Operational and cybersecurity risk. Cybersecurity breaches may allow an unauthorized party to gain access to fund assets, customer data, or proprietary information, or cause a fund or its service providers to suffer data corruption or lose operational functionality. Similar incidents affecting issuers of a fund’s securities may negatively impact performance. Operational risk may arise from human error, error by third parties, communication errors, or technology failures, among other causes.
Sector risk. When a fund focuses its investments in certain sectors of the economy, its performance may be driven largely by sector performance and could fluctuate more widely than if the fund were invested more evenly across sectors.
Small and mid-sized company risk. Small and mid-sized companies are generally less established and may be more volatile than larger companies. Small capitalization securities may underperform the market as a whole.
Applicable only to the Acquired Fund
U.S. government agency obligations risk. The fund invests in obligations issued by agencies and instrumentalities of the U.S. government. Government-sponsored entities such as Federal National Mortgage Association (Fannie Mae), Federal Home Loan Mortgage Corporation (Freddie Mac) and the Federal Home Loan Banks, although chartered or sponsored by Congress, are not funded by congressional appropriations and the debt securities that they issue are neither guaranteed nor issued by the U.S. government. Such debt securities are subject to the risk of default on the payment of interest and/or principal, similar to the debt securities of private issuers. The maximum potential liability of the issuers of some U.S. government obligations may greatly exceed their current resources, including any legal right to support from the U.S. government. Although the U.S. government has provided financial support to Fannie Mae and Freddie Mac in the past, there can be no assurance that it will support these or other government-sponsored entities in the future.
Applicable only to the Acquiring Fund
Non-diversified risk. Adverse events affecting a particular issuer or group of issuers may magnify losses for non-diversified funds, which may invest a large portion of assets in any one issuer or a small number of issuers.
Short sales risk. Short sales involve costs and risk. A fund must pay the lender interest on a security it borrows, and the fund will lose money if the price of the borrowed security increases between the time of the short sale and the date when the fund replaces the borrowed security.

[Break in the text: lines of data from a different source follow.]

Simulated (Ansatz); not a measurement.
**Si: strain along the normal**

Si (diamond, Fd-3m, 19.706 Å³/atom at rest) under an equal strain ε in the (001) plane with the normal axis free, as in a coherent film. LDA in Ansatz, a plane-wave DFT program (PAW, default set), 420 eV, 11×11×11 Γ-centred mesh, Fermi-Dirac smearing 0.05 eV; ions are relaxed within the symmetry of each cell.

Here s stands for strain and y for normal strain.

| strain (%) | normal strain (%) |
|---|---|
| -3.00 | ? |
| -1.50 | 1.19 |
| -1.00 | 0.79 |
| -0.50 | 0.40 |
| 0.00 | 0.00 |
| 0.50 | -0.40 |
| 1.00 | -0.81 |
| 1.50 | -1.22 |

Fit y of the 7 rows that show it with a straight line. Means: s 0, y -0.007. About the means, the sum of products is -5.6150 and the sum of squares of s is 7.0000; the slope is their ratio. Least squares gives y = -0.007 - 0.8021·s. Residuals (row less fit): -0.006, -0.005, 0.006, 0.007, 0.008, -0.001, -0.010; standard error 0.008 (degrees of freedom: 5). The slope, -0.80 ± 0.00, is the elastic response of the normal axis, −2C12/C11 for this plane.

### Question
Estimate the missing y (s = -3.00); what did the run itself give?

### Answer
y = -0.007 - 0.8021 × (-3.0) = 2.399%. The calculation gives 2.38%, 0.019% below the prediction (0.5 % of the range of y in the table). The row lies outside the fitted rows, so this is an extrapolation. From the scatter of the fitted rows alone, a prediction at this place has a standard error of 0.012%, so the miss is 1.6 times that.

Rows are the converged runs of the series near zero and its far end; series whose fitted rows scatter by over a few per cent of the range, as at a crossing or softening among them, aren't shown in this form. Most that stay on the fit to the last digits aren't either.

Investment Management Fees/Subadvisory Arrangements
Each Fund pays the Advisor a management fee for its services to the Fund. Both the Acquired Fund and the Acquiring Fund have the same management fee structure. The management fee has two components: a) a fee on net assets invested in affiliated funds (Affiliated funds assets) excluding 500 Index Trust, International Equity Index Trust and Total Bond Market Trust, and b) a fee on net assets not invested in affiliated funds (Other assets). The management fee paid on Affiliated funds assets is: a) 0.050% of the first $7.5 billion of aggregate net assets; and b) 0.040% of the excess over $7.5 billion in aggregate net assets. The advisory fee paid on Other assets is as follows: a) 0.500% of the first $7.5 billion of aggregate net assets; and b) 0.490% of the excess over $7.5 billion in aggregate net assets. Aggregate net assets are the net assets of the JHVIT Lifestyle Portfolios, JHVIT Managed Volatility Portfolios, JHF II Multimanager Lifestyle Portfolios and JHF II Lifestyle Blend Portfolios.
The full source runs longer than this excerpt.